Traditionally, a minor or an infant is anyone under the age of 21. This has been changed by statutes in almost every state, and a minor is now anyone under the age of 18. The term infant and minor are used interchangeably in most situations.
Generally seeking, anyone who contracts with an infant or minor is doing so at their own peril. That means that the law gives to infants the ability to void, or exit the contract as they see fit. The most common justification for the rule is to protect minors from assuming obligations which they are not capable of understanding. It is obvious to see that this will lead to harsh results, so some general exceptions have been created. When a minor reaches the age of majority and they are still under contract, they have a limited reasonable amount of time to either accept the contract or void it
A voidable contract is when a contract is valid, but can be voided by the option of either party. When a minor enters into a contract, they have to have capacity. If an adult enters into a contract with a minor that does not have capacity, the minor has the option to void the contract. However, there are some contracts that even minors cannot void:
One of the biggest area of enforceable minor contracts deals with necessaries. When a minor enters into a contract that is for health, comfort, or education, contracts that are providing these items to a minor cannot be voided by a contract because they did not have capacity. When a minor voids a contract, there are certain riles of law that has to done. If the minor still has what he or she has received from the other party, he must return it to the other party upon seeking to avoid the contract. If he does not return the property, he cannot avoid the contract.
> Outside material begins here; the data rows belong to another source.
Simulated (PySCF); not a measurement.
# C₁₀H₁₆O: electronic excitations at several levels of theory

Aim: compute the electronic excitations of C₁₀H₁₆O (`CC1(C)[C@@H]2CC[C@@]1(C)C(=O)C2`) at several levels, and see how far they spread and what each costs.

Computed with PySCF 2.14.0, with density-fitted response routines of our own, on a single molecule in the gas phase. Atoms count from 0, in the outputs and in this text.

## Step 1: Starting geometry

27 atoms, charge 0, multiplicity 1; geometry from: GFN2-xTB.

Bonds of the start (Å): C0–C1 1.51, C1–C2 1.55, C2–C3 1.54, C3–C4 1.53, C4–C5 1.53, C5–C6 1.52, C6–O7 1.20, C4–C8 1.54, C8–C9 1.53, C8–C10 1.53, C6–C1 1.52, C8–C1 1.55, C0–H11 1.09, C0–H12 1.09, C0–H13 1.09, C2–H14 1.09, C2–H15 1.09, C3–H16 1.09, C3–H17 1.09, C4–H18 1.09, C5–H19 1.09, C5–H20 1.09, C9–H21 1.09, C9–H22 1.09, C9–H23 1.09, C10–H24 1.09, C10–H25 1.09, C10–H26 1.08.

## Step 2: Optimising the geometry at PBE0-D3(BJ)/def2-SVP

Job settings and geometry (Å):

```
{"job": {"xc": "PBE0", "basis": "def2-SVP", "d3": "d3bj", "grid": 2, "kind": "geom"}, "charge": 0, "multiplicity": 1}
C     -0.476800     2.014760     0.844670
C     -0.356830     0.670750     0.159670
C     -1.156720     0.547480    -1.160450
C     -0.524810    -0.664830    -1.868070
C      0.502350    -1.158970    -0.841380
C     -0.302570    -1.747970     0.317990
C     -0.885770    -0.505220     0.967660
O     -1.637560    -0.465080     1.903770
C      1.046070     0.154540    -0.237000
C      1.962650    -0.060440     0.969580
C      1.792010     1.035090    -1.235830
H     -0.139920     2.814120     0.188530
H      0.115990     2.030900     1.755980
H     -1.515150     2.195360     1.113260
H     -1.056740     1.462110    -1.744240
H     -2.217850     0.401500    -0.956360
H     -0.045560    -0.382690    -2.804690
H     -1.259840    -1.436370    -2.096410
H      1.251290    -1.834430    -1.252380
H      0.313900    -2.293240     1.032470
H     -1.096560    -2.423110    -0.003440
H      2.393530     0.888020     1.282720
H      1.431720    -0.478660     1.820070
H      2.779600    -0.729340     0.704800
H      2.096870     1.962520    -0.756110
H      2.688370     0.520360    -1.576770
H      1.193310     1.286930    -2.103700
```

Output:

If every contract with a minor was invalid, no one in their right mind would ever enter into a contract with a minor. To allow some minors to enter into contracts and/or prevent minors from abusing their position, there are several exceptions including:
Contracts for certain goods and services that are necessary to the health and safety of infants cannot be voided. Such goods and services include food, clothing, and lodging or shelter. In some instances, an automobile or motorcycle is also considered a necessary.
A minor who decides to void a contract because of his age must void the entire contract. The law does not let them to continue to enforce some of the contract while voiding other parts.
A minor can only void a contract while they are still under the age of maturity (again, usually 18), or for a reasonable time after they have reached that age. If a person does nothing to disaffirm the contract after they stop being a minor, the law can find that they will no longer be able to void the contract
If contracting with a minor, the contract may not be legally enforceable. If you are in the process of drafting a contract, or have already done so and the other party is seeking to defend against its enforcement because they are a minor, contacting an experienced business attorney is strongly recommended.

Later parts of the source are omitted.